Hello! I’m Annie Tichenor, Founder of Biocadence, LLC (www.biocadence.wordpress.com). I hope to ignite a path toward over-consumption recovery, global sibling interconnectedness, and quality-of-life design. A few years ago, I began measuring my impact on the environment. Since then I’ve analyzed my energy-use habits while researching the impact of over-consumption on the global hunger epidemic, global relations and global quality of life. This process has driven me to notice the disparity between my environmental impact in the past and my footprint goal for the future. My drive to change my own habits has evolved into a desire to share my strategies. I crafted the Biocadence Recipe and the Impact/Disturbance (ID) Model, to illustrate the critical role of behavioral sustainability in the sustainable lifestyle transition process. Biocadence is focused on increasing the accessibility of sustainable living and facilitating the rhythm of humanity in harmony with nature. The vision of Biocadence is to build a community of environment-lovers who come together to leverage each other’s knowledge and celebrate sustainable living accomplishments. Learn about the Biocadence Recipe and ID Model: http://www.biocadence.org/biocadence.html

7 responses to “Johanna in Catania, Sicily! A Global Examination of Over-Consumption Recovery!”

  1. Tammy says :

    Great interview. Thanks for introducing us to Johanna!

  2. Reginald Myers says :

    The New York Times had a recent article that indicated that with greater demands for “organic” foods, growers are now part of the agribusiness conglomerate. They are taking shortcuts, using pesticides that metabolize quickly and are therefore undetectable, and depleting water supplies. The articles and subsequent responses also state that standards are not being strictly enforced in some places. How would you respond to these arguments? A supporter of sustainability in everything – Irma V.

    • Biocadence says :

      Hello Irma,

      Thank you for your comment and question. I’m glad that you introduce me to this article– I hadn’t read this before. Though… I am not surprised to hear it. I think that we have many produce options available to us that fall anywhere along a large spectrum of sustainable-eating values. Purchasing food that is labeled organic is a step in a positive direction. But, there are ways to step even further… and these are the methods I’d recommend exploring. Talking to our farmers about their sustainable, organic/beyond-organic, seed-integrity, soil-building, and all-around ecological stewardship strategies and philosophies is the best way (I know, as of today) to choose our vendors. I feel more comfortable discerning trust-worthiness through eye contact, active conversation and a farm tour than I do through FDA or USDA approval. This may not be activity that everyone has time for, or wishes to prioritize. In the meantime, “organic” and “non-GMO” labeling is better than nothing… AND overall, we need to take baby-steps (or large ones… smile) toward awake and aware connection to our food source and the factors that impact its quality! I think that the process is very rewarding– connecting to our food enhances our respect for the work it took to bring it to us… enhancing our experience of the food all the way down to the flavor (in my experience). And, we may be surprised along the way. For instance, one farm I buy from in winter, (for their fantastic sweet potatoes!) is not “certified organic”. They WANT to remain small… they like the size and quality of their operation, and they enjoy putting their profits toward quality rather than certifying their product through a huge organization that is more or less checking boxes. Through conversation with them, I wonder whether their produce may be more organic than some “certified organic” produce. Plus, it feels fantastic to support a tiny farm that grows produce for reasons beyond profit!!!!!

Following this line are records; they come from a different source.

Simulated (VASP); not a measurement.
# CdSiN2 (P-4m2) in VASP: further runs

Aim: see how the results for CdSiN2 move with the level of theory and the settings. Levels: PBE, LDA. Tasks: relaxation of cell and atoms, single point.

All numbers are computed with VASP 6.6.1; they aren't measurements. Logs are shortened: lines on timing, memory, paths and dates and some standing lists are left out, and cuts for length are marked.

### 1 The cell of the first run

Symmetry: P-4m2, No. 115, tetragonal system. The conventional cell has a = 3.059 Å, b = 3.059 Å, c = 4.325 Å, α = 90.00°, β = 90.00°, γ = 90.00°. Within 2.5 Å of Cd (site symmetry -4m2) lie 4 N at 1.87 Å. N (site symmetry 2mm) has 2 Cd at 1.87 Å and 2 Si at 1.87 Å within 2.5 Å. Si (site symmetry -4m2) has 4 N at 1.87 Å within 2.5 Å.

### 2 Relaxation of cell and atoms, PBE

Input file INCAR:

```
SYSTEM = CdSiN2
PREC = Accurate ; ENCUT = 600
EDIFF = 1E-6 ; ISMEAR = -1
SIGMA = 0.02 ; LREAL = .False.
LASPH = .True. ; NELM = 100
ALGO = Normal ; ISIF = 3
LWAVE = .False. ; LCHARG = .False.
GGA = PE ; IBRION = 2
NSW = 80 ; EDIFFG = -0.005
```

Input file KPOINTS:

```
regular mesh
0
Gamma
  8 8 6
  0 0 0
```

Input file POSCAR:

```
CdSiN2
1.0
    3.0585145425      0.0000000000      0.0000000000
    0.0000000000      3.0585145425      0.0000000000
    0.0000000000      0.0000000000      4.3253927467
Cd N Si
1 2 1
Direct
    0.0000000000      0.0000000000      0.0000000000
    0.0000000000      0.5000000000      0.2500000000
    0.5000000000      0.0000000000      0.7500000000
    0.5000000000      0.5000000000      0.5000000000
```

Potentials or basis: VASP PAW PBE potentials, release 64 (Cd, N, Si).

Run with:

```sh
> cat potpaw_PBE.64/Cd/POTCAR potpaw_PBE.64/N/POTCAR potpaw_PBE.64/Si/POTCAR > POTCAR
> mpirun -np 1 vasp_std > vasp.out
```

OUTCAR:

      Thanks for prompting the thoughts on this subject! I hope that you will visit again, and would love to hear back from you about how you relate to the flaws in our organic food system!

      Annie

  3. Shakti Ghosal says :

    Hi Annie,

    Am visiting here after a while. Great interview. Why is it that you have stopped posting?

    Shakti

    • Biocadence says :

      Hi Shakti!

      Thanks for visiting, and it’s wonderful to hear from you! I stopped posting in the third trimester of my pregnancy. My daughter, Charlotte was born in September. I’ve taken time that has promised to speed by, and done my best to absorb each moment! I will be active again very soon!